Pluralism in Jewish History

Point of View

by Rabbi Daniel Schur

If the readers of this article are disturbed in any way, like me, about the rampant spreading assimilation despite the Hebrew language we teach and despite the uplifting patriotic songs, and beside the deep committment to the state of Israel, then we have a great deal in common.

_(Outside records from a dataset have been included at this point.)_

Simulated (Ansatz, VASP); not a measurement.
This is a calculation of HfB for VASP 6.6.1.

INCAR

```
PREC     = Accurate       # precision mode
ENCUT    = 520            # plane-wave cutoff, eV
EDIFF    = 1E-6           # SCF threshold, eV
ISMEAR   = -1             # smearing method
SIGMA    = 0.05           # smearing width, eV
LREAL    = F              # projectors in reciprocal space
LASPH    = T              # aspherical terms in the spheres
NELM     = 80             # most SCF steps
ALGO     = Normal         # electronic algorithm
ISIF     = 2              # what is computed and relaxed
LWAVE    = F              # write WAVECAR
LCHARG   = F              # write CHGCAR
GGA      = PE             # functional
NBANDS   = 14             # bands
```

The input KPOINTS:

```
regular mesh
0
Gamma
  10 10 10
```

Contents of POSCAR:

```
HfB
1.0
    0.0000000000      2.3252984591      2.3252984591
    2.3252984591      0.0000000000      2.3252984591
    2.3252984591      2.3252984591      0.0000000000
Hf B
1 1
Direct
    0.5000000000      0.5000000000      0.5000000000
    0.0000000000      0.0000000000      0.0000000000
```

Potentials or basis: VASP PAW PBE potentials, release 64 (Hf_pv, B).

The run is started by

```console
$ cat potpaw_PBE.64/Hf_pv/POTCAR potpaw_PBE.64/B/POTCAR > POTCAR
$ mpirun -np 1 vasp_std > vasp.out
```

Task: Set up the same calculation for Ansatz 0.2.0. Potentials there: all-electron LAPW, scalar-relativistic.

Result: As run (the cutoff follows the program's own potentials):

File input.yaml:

I know that the liberal Jew's definition of the word "Jew" is different from mine, which understands it in the light of tradition. I know, too, that you respect the view which sees a definite relationship between the Jewish people and the Torah, an outlook which believes that the Jew cannot survive without the framework and the Halachic way of living as a Jew. However, you as a liberal Jew are proud of your open minded pluralism in understanding the concept of "Jew" to "Judaism". It is an approach which thinks it is possible to live and feel like a Jew without observing any of the Six Hundred Thirteen (613) commandments, without studying the Torah, without it being true to my concept of Judaism's basic, distinctive principles. I do not want to argue with the pluralistic Jew or to persuade him with the validity of my point of view.

However, we must ask ourselves -- what happened? Where did we go wrong, if the following is true?

  1. American Jewish leaders refer to the "Spiritual Holocaust" of assimilation.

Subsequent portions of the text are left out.